[TUHS] Open sourcing SunOS?

Rob Gingell gingell at computer.org
Thu Feb 23 10:12:23 AEST 2023

On 2/22/23 12:04 PM, Warner Losh wrote:
> SunOS 4 has a lot of encumbered code in it, ...

SunOS had a complicated set of license encumbrances. I can't claim to 
have fully understood them even at the time. In the mid-1980s, the 
notion of "open sourcing" as we understand it today wasn't a goal or 
even considered and so never entered into the terms of the technologies 
Sun used. These might have been overcome with effort but in the context 
of the time it didn't seem important.

Things Sun licensed widely, like source kits for NFS/VFS, were things we 
routinely and repeatedly sanitized as they evolved.

As part of the SPARC partners program SunOS was licensed to people 
building SPARC-based products but as Warner notes in the Solbourne 
experience, especially early on, there wasn't a "product" so much as a 
"process" that disseminated it.

> I also know that Sun tried to donate their VM system to Berkeley btween 
> BSD4.3
> and BSD4.4. 

It would be more correct to say that Sun was willing to donate the VM 
system back to Berkeley, but my recollection is that CSRG planned to get 
to that functionality through a different implementation path and didn't 
want it.

We expected "everyone" to eventually get the VM system, as it was in 
SVR4 before SunOS 4.0 even shipped, and so "everyone" (even the people 
who otherwise offered BSD systems) would have access to it, just like we 
did. (Of course that notion of "everyone" is pretty limited but at the 
time it was just The Way It Was.)

We did donate all the shared library work to Berkeley, probably the 
closest to what we'd now call "open source" that Sun did in that era. At 
the time, Berkeley didn't plan on migrating off of the a.out object file 
format and so it was useful to them to have the a.out-based implementation.

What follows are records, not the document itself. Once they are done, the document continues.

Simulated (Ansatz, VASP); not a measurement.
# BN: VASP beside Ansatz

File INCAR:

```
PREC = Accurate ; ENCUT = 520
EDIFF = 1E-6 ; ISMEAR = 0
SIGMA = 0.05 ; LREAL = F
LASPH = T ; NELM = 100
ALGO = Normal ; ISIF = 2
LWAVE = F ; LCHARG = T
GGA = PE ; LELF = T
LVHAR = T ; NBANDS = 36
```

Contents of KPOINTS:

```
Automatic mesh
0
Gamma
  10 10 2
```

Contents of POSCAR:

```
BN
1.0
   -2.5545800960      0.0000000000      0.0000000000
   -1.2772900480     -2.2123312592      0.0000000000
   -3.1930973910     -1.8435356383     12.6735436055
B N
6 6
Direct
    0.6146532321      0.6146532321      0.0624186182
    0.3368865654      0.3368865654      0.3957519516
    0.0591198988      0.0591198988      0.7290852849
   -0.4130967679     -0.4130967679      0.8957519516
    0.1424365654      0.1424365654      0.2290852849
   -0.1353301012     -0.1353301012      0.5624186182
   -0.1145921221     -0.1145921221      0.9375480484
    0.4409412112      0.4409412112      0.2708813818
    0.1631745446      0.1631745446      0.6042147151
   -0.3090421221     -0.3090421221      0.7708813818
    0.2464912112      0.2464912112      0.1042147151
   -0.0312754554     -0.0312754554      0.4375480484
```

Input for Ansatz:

> Had the support of Scott McNeely and was almost a done deal. However > the lawyers said that the company would need to take a 'write down' loss
> on the
> donation, which would likely tank the stock price of Sun, so it was 
> nixed. 
While I am confident he would have supported it, I doubt Scott ever knew 
about the donations and discussions. The organization-chart-local VP 
signed off on it and I had a 10 minute phone conversation (no part of 
which involved balance sheets or stock values) with the lawyer who wrote 
the letter of transmittal that accompanied the code.